Petitioners, the widow and minor daughter of the employee, filed claims as his dependents with the Industrial Accident Commission for death benefits. The referee made an award in favor of petitioners, but a panel of the commission granted the employer’s petition for reconsideration, vacated the referee’s award and findings, and denied petitioner’s claim. Their petition for reconsideration was denied, and they brought this proceeding to review the award.
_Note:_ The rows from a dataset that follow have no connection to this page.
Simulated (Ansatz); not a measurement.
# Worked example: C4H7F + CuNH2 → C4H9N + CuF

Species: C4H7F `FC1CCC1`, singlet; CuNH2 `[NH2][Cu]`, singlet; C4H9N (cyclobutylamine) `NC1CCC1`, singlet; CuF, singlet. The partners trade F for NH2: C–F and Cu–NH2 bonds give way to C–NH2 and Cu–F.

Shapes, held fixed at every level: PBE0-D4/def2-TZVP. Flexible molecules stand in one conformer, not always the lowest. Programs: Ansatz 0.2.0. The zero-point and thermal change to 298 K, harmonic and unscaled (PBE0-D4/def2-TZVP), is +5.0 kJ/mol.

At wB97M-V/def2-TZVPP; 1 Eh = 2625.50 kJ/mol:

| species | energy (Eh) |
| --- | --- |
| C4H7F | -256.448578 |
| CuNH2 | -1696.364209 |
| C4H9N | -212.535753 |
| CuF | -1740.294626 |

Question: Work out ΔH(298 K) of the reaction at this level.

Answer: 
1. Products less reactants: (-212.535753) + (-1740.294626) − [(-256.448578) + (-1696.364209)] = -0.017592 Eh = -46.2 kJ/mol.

The commission’s jurisdiction is not questioned. (See Lab. Code, § 5305;
“As a general rule a commercial traveler is regarded as acting within the course of his employment during the entire period of his travel upon his employer’s business. His acts in traveling, procuring food and shelter are all incidents of the employment, and where injuries are sustained during the course of such activities, the Workmen’s Compensation Act applies.” (Dalgleish v. Holt, 108 Cal.App.2d 561, 566 [237 P.2d 553]; California C. I. Exchange v. Industrial Acc. Com., 5 Cal.2d 185, 186 [53 P.2d 758].) Respondents contend, however, that this rule is inapplicable in this case on the grounds that the employee was occupying the hotel room for an immoral and unlawful purpose (N.Y. [573]*573Pen. Code, §§100-102) and that petitioners failed to prove that the fire was owing to the negligence of the employee rather than his companion.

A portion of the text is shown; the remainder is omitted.